So I haven't posted on here in a very, very long time. But I wanted a way to document this and figured to trust what all the security guys say and believe that anything posted on the net is here forever.
Everyday miracles guys. Every freaking day miracles, thats what kids give you. That may make me sound like one of those kitty cat shirt wearing, Chicken Soup For The What Ever Soul reading woman, but its true. Today Isla said “Coltrane”. Now I know that wouldn't mean much to those out side of this house but here, where John Coltrane is the go to guy for background music its a big deal. She also sang along to her first REM tune. Ok, ok it was off a reality TV show and the guy singing it needed Isla to find the melody, but still my jaw dropped.
Kids this age are so intrinsically musical. Its in every cell of their being. We spend at least 10-15 minutes a night now dancing to something. Tonight it was to Coltrane and me doing the 'Manamana' song.
This all connects to what I have been thinking about a lot lately. What is our specific families culture? What defines our family as being different from another? I listened to a CBC radio program months ago, before Isla was talking, about how the misspoken words of children often become a marker in a families culture.
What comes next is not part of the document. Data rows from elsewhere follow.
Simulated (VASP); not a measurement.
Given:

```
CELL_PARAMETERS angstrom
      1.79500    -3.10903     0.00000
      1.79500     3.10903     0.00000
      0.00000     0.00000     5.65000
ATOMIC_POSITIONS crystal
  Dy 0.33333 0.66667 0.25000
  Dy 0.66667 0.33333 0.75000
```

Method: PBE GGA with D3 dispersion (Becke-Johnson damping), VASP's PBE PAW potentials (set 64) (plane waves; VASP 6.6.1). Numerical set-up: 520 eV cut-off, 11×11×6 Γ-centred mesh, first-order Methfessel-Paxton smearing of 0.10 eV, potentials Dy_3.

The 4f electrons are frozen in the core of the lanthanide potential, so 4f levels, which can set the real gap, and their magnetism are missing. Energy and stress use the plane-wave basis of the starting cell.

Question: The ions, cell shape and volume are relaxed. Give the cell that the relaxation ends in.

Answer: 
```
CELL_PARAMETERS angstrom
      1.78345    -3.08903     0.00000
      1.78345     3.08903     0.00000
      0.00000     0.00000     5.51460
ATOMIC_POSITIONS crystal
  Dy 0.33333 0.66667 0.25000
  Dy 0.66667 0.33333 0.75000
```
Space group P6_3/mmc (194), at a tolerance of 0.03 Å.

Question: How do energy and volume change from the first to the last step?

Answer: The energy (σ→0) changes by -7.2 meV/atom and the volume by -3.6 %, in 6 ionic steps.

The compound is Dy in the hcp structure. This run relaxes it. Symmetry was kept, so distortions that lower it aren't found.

I hadn't ever really thought about each family having its own distinct culture and yet now I think we are making one day by day. Its in the Coltrane that plays in the evenings, the Lady GaGa (referred to in our house by Isla's name for her, Ba Ba Gace) that plays on the way to and from daycare every day in attempt to sooth the savage toddler beast. It's in the way we listen to Lou Reed on repeat during road trips and read Where the Wild Things Are, On The Day You Were Born, and Mama Mama until everyone in the house can recite them. I now call Macaroni and Cheese, “Cacamoni and Cheese” and strawberry flavored milk as “Bunny Juice”. Both of which are now served faithfully as every Saturday's lunch.
Although they maybe mundane details everyone of them seems to be creating this incredibly beautiful, detailed, multi-layered picture that I had no idea we were making. I guess instead of calling it an everyday miracle it should be called an incidental miracle. Because through all the mundane; pay the mortgage, pick up dog crap, throw the garbage out, trying to find at least one flipping pair of matching socks, no you can not eat that and don't put it in the dogs ear, the three of us have created something breath taking. Complicated as anything can be, as hard as hell, and as draining as a person can imagine or stand but still oh so precious.
Three years ago when I peed on a stick, saw two lines and then almost passed out on the john (and yes again I am shocked I am putting that into the technological ether) at the time I was focusing on how totally unprepared I felt to begin raising another human being. I questioned what right I had in creating and then developing another person when heck, “I cant even manage to make my bed or put my dirty clothes in the hamper.” what sort of credentials did I have for child rearing? But what I failed to see was that I wasn't creating a person like a plant. She wasn't going to be some sort of automaton who I had to mold into this perfect image. What we were and are creating is so much more beautiful, simple and possibly more terrifying, we are creating a family for Isla to grow up in.
Every single morning from the moment we put our feet on the floor in the morning Regan and I are creating family. Every morning when Regan makes Isla and himself toast and jam from the jam we made last year he is creating our culture and ultimately our family. Every morning when I run around begging the sock gods to find me just one blasted matching pair and finally settle on Isla going to day care with one florescent pink one and one stripy rainbow one and I wear a old mismatch pair of Regan's, I am creating culture. OK, its a culture of stocking feet chaos, but one to be proud of none the less.